Kelly Casteel

This two-part ad is from the August 2003 issue of Andy Warhol's Interview magazine. This particular issue, the "music issue," exclusively features interviews between musicians. The focus on music is reflected in the advertising, particularly in the 40-page "special advertising section" from which I took this two-page ad. The advertising section itself is called "Rock 'n' Roll Rules" and offers 20 ads from companies[1] whose products include cars, clothing, beverages, and hair products in varying price ranges. The demographics that these companies target overlap to some degree but they are by no means all the same; thus, it is important to note that none of the companies or products are related directly to music production or performance (i.e. there is no record label ad or brand of guitar featured). Rather, these brands and their products featured in ads on the right-hand pages are linked to music and to each other by the accompanying painted image on the left-hand pages - the "artwork created specially by Ruben Toledo" for the spread.
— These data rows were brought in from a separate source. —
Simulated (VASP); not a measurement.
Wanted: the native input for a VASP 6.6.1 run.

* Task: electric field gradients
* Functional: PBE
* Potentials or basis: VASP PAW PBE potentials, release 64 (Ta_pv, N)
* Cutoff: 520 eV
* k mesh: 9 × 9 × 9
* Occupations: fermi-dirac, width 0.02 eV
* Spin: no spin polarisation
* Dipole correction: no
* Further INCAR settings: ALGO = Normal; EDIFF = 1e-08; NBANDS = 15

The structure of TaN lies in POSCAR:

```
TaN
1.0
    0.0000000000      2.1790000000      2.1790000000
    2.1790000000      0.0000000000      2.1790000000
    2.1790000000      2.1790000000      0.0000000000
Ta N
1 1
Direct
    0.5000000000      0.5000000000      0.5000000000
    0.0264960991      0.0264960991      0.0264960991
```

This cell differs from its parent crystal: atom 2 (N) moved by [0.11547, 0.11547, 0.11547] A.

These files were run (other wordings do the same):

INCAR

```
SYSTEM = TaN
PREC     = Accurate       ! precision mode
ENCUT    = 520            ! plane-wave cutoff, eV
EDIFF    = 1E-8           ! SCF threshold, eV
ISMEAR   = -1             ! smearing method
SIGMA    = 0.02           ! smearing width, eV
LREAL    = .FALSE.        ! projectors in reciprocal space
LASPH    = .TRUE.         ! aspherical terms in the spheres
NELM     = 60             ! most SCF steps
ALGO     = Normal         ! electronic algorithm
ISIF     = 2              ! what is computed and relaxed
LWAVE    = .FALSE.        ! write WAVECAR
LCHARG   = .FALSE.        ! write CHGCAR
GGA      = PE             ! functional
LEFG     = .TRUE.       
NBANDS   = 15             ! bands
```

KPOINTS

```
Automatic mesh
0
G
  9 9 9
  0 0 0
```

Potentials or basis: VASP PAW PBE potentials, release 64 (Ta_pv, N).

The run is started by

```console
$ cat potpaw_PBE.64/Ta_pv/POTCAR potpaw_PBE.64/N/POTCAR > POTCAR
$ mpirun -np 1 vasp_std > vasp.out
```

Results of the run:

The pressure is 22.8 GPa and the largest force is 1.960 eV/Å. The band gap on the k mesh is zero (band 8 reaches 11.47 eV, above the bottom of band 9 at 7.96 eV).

Toledo's illustrations link the product/brand to music by providing a narrative of the product "in action," usually by featuring a generic image of a musician (denoted by the possession of a guitar or microphone) performing while at the same time explicitly or implicitly using/wearing the product. The connection between product and music is further tied together through a caption at the bottom of each illustration Æ this is the "rock 'n' roll rule" of the ad after which the section is titled. Toledo takes as his audience the (usually male) aspiring musician; each caption ("rule") instructs the reader to "Let your hair down!"[2], "Blow your own Horn!"[3] or "Be bubbly in public!"[4] in order to be more "rock 'n' roll." This is presumably accomplished by buying, using, or wearing the product denoted by the brand name scrawled somewhere in the illustration.

The 2(x)ist ad for men's jeans presents a closely-cropped image of a man's crotch in tight jeans that reveal the obvious bulge of his penis. The caption of the 2(x)ist ad, "Get into our jeans," instructs the target audience male to wear the jeans while implying that the size of his "bulge" might make getting into them difficult. The visibility of the bulge, however, is desirable as it displays the penis and thus acts as an indicator of masculinity. On the opposite page, Toledo's interpretation presents a musician (who not coincidentally resembles rock star Lenny Kravitz) playing the body of a woman like a guitar, using her hair for strings. The musician is surrounded by a group of several men and two women who, except for one man wearing jeans in the center, are wearing nothing but 2(x)ist underwear. The caption "Dare to bare!" at the bottom of the illustration provides another "rock 'n' roll rule" which links music to sex and women to the role of "instrument" in sexual relationships for the aspiring male musician.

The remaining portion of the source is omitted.